Migration coverage is not taking often front pages in Tunisia and when it does it is mainly to tell about another tragedy at sea, the study How Does the Media on Both Sides of the Mediterranean Report on Migration discloses.
“Media coverage of migration does not play a major role in the editorial life of journalism in the country and where it does; it revolves around news about shipwrecked migrants and the leaving conditions of Arab or sub-Saharan communities in Tunisia.”
EUROMED Migration IV, funded by the Directorate General for Neighbourhood and Enlargement Negotiations of the EU, commissioned the Ethical Journalism Network to conduct the study for which 17 journalists are examining the quality of migration media coverage in the 17 European Neighborhood Policy countries in 2015 and 2016.
In Tunisia, the interest to the topic of migration is mainly news driven and the media has neither the resources, nor the understanding of the complexity of the migration phenomenon, the report reveals.
Partially, the weak interest in the topic could be explained with the fact that the North African country is among the few spared of the migration movement. Only 0,5% of the illegal migrants registered in the EU in 2016 have left from Tunisian coast.

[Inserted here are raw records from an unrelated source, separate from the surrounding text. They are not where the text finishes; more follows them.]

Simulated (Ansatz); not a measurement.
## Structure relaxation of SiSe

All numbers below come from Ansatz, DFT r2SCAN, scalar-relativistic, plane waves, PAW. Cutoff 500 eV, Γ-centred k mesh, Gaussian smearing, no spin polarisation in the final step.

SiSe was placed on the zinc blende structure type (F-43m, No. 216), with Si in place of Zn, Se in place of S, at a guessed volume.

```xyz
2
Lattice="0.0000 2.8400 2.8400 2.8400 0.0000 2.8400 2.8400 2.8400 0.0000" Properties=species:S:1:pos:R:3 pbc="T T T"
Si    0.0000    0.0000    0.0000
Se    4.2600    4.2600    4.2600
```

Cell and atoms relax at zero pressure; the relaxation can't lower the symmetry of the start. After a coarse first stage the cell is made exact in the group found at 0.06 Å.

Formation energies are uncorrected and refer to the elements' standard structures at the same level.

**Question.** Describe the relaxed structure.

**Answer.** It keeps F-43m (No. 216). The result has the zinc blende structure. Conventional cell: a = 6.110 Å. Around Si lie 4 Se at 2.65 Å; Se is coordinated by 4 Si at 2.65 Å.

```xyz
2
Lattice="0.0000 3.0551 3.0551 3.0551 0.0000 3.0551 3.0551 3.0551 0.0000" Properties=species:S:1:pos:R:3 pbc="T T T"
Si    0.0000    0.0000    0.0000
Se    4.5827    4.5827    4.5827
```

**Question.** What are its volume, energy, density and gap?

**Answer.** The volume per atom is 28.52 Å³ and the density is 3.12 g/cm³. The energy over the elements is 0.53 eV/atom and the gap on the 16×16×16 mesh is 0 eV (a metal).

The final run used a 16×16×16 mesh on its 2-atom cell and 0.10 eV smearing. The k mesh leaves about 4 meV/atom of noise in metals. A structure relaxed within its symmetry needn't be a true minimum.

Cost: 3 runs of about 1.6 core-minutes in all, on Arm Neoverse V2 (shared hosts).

However, from national perspective economic migration to Europe is still considered a problem and is drawing the attention of the media, especially when it comes to young Tunisians, leaving to neighbouring Libya to take the insecure Central – Mediterranean route. According to the EU statistic agency Eurostat around 6000 Tunisian citizens are migrating to Europe every year.
The news coverage of migration in Tunisia is centered on limited narratives, the report underlines.
Apart from the stories about the risky crossing of the sea and news about dramatic shipwrecks involving Tunisian citizens, migration is finding place in the newspaper and onTV and Radio with publications about the living conditions of Syrian and Libyan refugees in Tunisia and about racist attacks against sub-Saharan migrants. The latter often leads to negative messages as migrants are blamed for the state of the economy and the living standards of local people. This is particularly true about the sub-Saharan migrants who are often presented through stereotypes. Reports on hate speech are sometime related to political and business interests influencing the media, the study finds.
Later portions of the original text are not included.